As fewer parents find themselves able to save enough money to fully pay for their children's college, educators are urging parents to look at alternative funding options.
The cost of college keeps going up, but Quincy Notre Dame High School seniors, Jordan Obert and Jordan Altmix, have found ways to combat rising tuition rates.
"When I was picking, I had to make sure what college tuition was of each college so I know how much I'll be paying for and also what types of scholarships they'll offer me," said QND senior Jordan Obert. "Also I've been looking into applying for many scholarships, so the college tuition isn't as much as what it would be."
"That's going to hopefully be my main source of getting through school, is just getting all the scholarships that I can and then working to pay off my student loans after that," said QND senior Jordan Altmix.
QND guidance counselor Judy Liesen promotes alternatives to taking out student loans.
"There's lots of different scholarship opportunities out there," said Liesen. "I'd say apply for everything you can because it's worth the extra essay, 15, 20 minutes to fill out an application. It could be 5,000, 1,000, it could be only 500 but every little bit helps."

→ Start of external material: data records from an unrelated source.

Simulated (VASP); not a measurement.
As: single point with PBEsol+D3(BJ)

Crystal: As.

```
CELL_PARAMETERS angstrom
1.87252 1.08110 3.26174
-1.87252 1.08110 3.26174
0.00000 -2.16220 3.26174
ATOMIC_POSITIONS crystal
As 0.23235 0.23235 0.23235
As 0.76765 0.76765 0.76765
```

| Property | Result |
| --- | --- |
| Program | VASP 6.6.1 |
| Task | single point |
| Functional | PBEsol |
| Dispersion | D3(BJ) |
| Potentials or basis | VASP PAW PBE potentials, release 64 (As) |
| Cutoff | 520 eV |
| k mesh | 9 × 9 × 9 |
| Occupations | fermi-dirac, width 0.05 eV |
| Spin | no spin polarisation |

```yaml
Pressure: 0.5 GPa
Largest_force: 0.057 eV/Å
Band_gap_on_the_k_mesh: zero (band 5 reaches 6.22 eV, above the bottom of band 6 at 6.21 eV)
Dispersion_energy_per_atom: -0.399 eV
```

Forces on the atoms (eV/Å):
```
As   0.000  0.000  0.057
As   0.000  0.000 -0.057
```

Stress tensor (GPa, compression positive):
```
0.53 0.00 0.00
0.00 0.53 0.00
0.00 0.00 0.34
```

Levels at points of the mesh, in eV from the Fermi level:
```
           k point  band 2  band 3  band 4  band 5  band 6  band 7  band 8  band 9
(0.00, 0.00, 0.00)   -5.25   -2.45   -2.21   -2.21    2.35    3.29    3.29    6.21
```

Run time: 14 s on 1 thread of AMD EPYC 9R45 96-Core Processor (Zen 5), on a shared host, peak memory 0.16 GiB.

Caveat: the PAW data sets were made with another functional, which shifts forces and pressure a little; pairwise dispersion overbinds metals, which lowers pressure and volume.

Students know paying loans will be stressful, but are hopeful it will all be worth it in the end.
"I'm looking forward to improving my education and finding a great career afterwards, so I'll be able to pay off all the money I have left over from going to college," said Obert.
Liesen suggests, in addition to scholarships, applying for work study, paying as you go and taking out as little in students loans as possible to help pay for school.